After several prolonged stays at the family summer home in Hyannis Port, Jackie returned to Washington in October 1961 and resumed her active role in planning social events at the White House. Journalist Hugh Sidey recalled, She crawled on the floor among diagrams as she arranged the complex seating. She scrutinized the menus meticulously. To foster more engaging dinner conversations, she intermingled politicians and statesmen with artists, writers, and entertainers. Following this state dinner for President Ibrahim Abboud of Sudan, actors from the American Shakespeare Festival Theater of Stratford, Connecticut, performed.

Confidant in his ability to handle the press, President Kennedy hosted a number of luncheons for out-of-town editors and publishers. The one below was held for newspaper executives from Missouri.

On October 16, Urho Kekkonen, President of Finland, visited the White House

The Peace Corps was signed into law in the fall of 1961. Competing with communism for the hearts and minds of the developing world, the president entertained many leaders from South American and Africa. This luncheon was held for President Sékou Touré of the Republic of Guinea, a former French colony in West Africa. 

The menu below, which is printed entirely in French, is from a luncheon for newspaper executives from Texas. This meal, along with three others in this series, took place on a Friday, when  fish was served as the main course in keeping with the spiritual practice of Catholics who abstained from eating meat on this day each week. (Six years later, Pope Paul VI decreed the discipline commonly known as “meatless Fridays” was no longer obligatory, except during Lent.)

A small dinner party was held for the Russian-born composer Igor Stravinsky in January 1962. The nineteen guests hailed from London, Paris, and New York and included notable figures such as composer Leonard Bernstein and novelist Vladimir Nabokov.

Everyone was disappointed when the guest of honor had to leave early that evening. According to the official explanation, the seventy-nine-year-old was “weary” after a long day of rehearsals, omitting the fact that the maestro had become so intoxicated that his assistant had to carry him out.6

A luncheon was held for leaders of the Democratic Party on January 20, marking the first anniversary of the Kennedy inauguration.  Chef Verdon dressed the classic green salad called salade mimosa with a light vinaigrette and tossed it with finely chopped hard-boiled egg yolk. Coincidently, on the same day, the New York Times reported that the First Lady was transmitting “upper-crust habits” to the “common woman.” 

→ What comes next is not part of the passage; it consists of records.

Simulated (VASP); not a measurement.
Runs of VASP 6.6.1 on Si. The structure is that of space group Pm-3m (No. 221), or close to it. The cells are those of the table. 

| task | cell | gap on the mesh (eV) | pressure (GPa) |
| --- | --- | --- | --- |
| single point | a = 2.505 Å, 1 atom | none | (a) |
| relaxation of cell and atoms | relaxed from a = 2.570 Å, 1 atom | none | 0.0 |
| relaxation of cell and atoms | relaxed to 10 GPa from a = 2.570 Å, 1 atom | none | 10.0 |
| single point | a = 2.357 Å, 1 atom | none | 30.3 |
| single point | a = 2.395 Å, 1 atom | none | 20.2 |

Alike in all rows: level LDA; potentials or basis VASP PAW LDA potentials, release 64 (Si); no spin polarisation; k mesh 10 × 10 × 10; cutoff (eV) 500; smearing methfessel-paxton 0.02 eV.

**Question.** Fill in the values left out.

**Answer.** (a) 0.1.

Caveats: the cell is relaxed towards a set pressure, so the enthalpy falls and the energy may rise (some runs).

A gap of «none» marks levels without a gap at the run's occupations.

The commoners received another tutorial on Valentine’s Day in 1962 when Jackie gave a televised tour of the newly restored White House. Over forty-six million people (75% of the viewing audience) watched as she moved from room to room, describing the new acquisitions in her distinctive low, soft voice. With the help of many experts, and some of the country’s richest families like the Henry Fords, the Walter Annenbergs, the Marshall Fields, and the Henry Francis du Ponts, she had transformed the Executive Mansion into a living museum of the nation’s heritage. 

In March of that year, newspaper editors from Michigan attended this luncheon that began with boula-boula, an American concoction made by combining green pea soup and turtle soup. It was seasoned with sherry and topped with unsweetened whipped cream. Named after a Yale football cheer, it was a popular dish in the 1930s at luxury hotels like the Plaza and the Waldorf-Astoria in New York. In fact, the first dinner that Verdon prepared for the Kennedys comprised boula-boula, leg of lamb, roast potatoes, and corn on the cob. “When it came to the menus served to her family and friends, Vedon recalled, Mrs. Kennedy was no less attentive than for a state dinner. She preferred simple meals prepared with the freshest seasonal ingredients.”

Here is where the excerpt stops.